The government’s much-vaunted plan for health and social care reform announced this week raises as many questions as it provides answers. As is so often the case the devil lies in the detail.
The proposals put forward in the plan may prove to be inadequate and could be misleading in terms of whatever comfort they bring to people concerned about the costs of funding their later life care.
Two numbers worthy of particular scrutiny are the total to be invested in adult social care and the lifetime cap on the care fees individuals will be expected to pay.
The plan includes a commitment to invest £5.4 billion into adult social care over the next three years. It sounds like a big number but there are currently 490,326 people living in care homes in the UK (Source: https://www.carehome.co.uk/advice/care-home-stats-number-of-settings-population-workforce), and in 2019-20 there were 838,525 adults receiving some form of long-term social care (Source: https://digital.nhs.uk/data-and-information/publications/statistical/adult-social-care-statistics-in-england-an-overview/2020).
That figure therefore works out at £71 per care home resident per week, compared to an average weekly cost of care of between £681 (residential care) and £979 (nursing care); and £41 per adult per week receiving long-term care.
It’s worth noting too that the £5.4 billion sits inside the total £12 billion per year announced for health and social care. As the Institute for Fiscal Studies points out, since 1983-84 average real terms growth in health spending has been 1.4% higher each year than planned growth. (Source: https://ifs.org.uk/publications/15599).
As the article’s title puts it, “an ever-growing NHS budget could swallow up all of this week’s tax rise”.
Then there’s the £86,000 cap “on the amount anyone in England will need to spend on their personal care…” Once that threshold is breached people “will only have to contribute towards daily living costs”. My understanding from speaking to the owner of one chain of care homes is that these living costs could be as much as half the total fees.
So even after someone has reached the £86,000 cap, if they are paying average care home fees of £681 per week, they could still face an annual bill of £17,700. For nursing home residents it could be as much as £24,454 based on the average cost. In many areas it could be substantially more.

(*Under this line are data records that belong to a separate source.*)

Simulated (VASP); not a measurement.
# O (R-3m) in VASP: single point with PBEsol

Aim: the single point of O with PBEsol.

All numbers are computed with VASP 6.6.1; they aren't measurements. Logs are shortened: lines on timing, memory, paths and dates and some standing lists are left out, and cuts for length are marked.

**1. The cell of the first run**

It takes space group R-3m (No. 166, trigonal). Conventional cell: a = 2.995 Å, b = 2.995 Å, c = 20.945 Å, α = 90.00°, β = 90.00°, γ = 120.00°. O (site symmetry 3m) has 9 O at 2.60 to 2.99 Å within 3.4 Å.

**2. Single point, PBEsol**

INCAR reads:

There is also the question of what happens to the £86,000 cap in the future. In 2020 care home fees rose by 3.2%, while nursing home fees increased by 4.7% (Source: https://www.which.co.uk/news/2021/03/care-home-prices-continue-to-rise/).
If the £86,000 threshold is discounted each year by 4% to account for care home fee inflation, it’s ‘worth’ £70,000 in real terms after just five years, and yet there is no mention of the cap being increased in the future.
Fixing social care is unarguably of huge importance, and the willingness of this government to grasp the nettle is to be applauded. But this week’s proposals may have done more to highlight the scale of the problem than they do to provide a solution to it.